X-Men: Days of Future Past

With a major caveat (under a spoiler tag) I think the recent two X-Men films are the best of the recent superhero films as they actually embrace what is possible with the superhero genre (being a kin to science fiction) than the Marvel/Disney films do. I would be happy just to see a film with James Macavoy and Michael Fassbinder discussing particle physics in a restaurant - they make their ostensibly two-dimensional characters pop off the screen, giving them an inner life which makes Professor X and Magneto more interesting than the comic book originals.
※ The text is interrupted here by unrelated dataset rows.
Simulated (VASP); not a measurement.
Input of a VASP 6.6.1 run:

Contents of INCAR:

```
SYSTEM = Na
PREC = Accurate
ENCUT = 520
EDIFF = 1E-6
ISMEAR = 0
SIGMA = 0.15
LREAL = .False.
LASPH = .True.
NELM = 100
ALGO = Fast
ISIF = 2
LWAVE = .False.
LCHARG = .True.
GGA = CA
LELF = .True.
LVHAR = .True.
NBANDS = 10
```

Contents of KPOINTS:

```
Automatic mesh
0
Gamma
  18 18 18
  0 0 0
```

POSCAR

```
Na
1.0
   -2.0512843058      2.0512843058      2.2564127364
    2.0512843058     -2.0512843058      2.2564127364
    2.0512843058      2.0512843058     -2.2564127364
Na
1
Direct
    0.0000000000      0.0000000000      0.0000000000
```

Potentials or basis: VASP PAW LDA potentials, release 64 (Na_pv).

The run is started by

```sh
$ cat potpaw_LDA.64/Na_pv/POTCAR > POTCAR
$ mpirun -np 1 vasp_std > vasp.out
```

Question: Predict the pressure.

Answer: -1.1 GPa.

That being said: [Spoiler (click to open)]it's disturbing that a multi-ethnic X-Men team is representative of a future gone wrong - it would have been nice to see Bishop/Warpath/Blink at the end of the film but, no, the proper timeline in the X-Men films appears to be all white.

The In-Laws

Hilarious Arthur Hiller comedy from 1979 starring Peter Falk and Adam Arkin (not to mention Richard Libertini as a crazy dictator.) Seeing Falk and Arkin play off each other is a pure delight and no-one reacts better to lunacy than Arkin. Elicited more laughs from me (a hardened embittered comedy snob) than any film in recent history. Although I'm an Albert Brooks fan, I have no desire to see the remake.

Tropic Thunder

So to make up for it I watched Tropic Thunder. What a long sit that was. Tom Cruise's one joke character was funny enough the first time but did we have to keep returning (and returning, and returning) to him as the film wore on. The only reason to watch is Robert Downey Jr's turn as a Russell Crowe-like deep method actor but you're probably better off checking Youtube for highlights. His Australian accent (when you eventually hear it) is not bad either. Otherwise a waste of extremely limited talents.

The Bird People of China

Completely uncharacteristic film from Takashi Miike - especially if you're only familiar with Audition or Ichi the Killer. Miike is a cinematic chameleon and the best description I read of this was from a review on Letterboxd - "It's like Werner Herzog directing a Miyazaki film". There is sporadic scenes of violence (Miike just can't help himself) but otherwise it's a fairly lyrical and gentle exploration of the collision between the future of China (and Japan) and its rural past. Highly recommended but very slow moving, especially for a Miike film.

Black House

And now a jet-black psychological thriller from Korea (based on a Japanese novel.) An insurance investigator pays too much attention to a purported suicide and in turn attracts the attention of a psychopath. Like a lot of Korean genre films this starts off fairly stately and then goes off the rails halfway through. Entertaining enough and brutal in places, it does suffer from false ending syndrome. At least it seemed more influenced by giallo than j-horror.

Cold in July

And finally an adaptation of a Joe Lansdale film, from the director of Stakeland. It has a great cast (Michael C Hall, Sam Shepard and Don Johnson) but doesn't quite capture the peculiarly Texan eccentricity of Lansdale's writing. Certainly well made and holds the interest - Mickle is shaping up to be a good horror/thriller director - but ultimately a fairly conventional crime film with tinges of noir that undersells the dark irony of the ending.

For the record: X-men and Cold in July were seen in a cinema, Tropic Thunder was streamed from a server and The In-Laws was played locally, The Bird People of China was a DVD, and Black House was recorded from SBS on a PVR. So... six films on four (or five) different formats. This is the future.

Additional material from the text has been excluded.